This makes it easier to implement your own error handling in load functions if valid:false but still gives the flexibility of having the form be invalid if someone posts nonsense to your form actions.

My implementation here is straight forward, When strict is true we parse the input data 2 times, with defaults and without defaults - This way we can in the strict case do our schema parsing on the data without defaults, and still return the data with sensible defaults

In this way the output data will always adhere to the schema using the defaults you have created, however the parsing of errors and valid will in strict mode happen on an object without these defaults.

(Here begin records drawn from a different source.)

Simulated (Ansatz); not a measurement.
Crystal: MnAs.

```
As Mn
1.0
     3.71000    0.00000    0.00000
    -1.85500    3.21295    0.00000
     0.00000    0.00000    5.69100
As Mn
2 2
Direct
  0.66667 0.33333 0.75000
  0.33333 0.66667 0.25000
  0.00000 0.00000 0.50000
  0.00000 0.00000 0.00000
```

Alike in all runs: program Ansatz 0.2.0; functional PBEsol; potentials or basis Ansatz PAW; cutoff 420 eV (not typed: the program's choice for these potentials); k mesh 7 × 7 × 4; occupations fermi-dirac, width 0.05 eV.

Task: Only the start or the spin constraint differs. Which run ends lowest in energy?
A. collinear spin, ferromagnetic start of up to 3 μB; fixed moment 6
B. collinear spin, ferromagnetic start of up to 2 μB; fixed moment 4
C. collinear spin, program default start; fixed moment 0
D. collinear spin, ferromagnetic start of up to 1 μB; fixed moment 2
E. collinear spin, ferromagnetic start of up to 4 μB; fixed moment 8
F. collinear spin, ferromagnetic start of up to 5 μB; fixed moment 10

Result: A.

For example in this test case

{
      name: 'Should be invalid if foo is not present in object and strict=true',
      schema: z.object({
        foo: z.string()
      }),
      input: {},
      data: {
        foo: ''
      },
      valid: false,
      errors: {
        foo: ['Required']
      },
 },

The input data is an empty object, so the defaults are applied to the output object, however because strict is true, valid is false, and errors indicate that foo was missing in the input.

One thing to note is, that to my eyes currently the strict=false scenario does not implement defaults if the input is a POJO is this intentional? I've created a small block for this is strict=true to not break anything but should this be the default everywhere?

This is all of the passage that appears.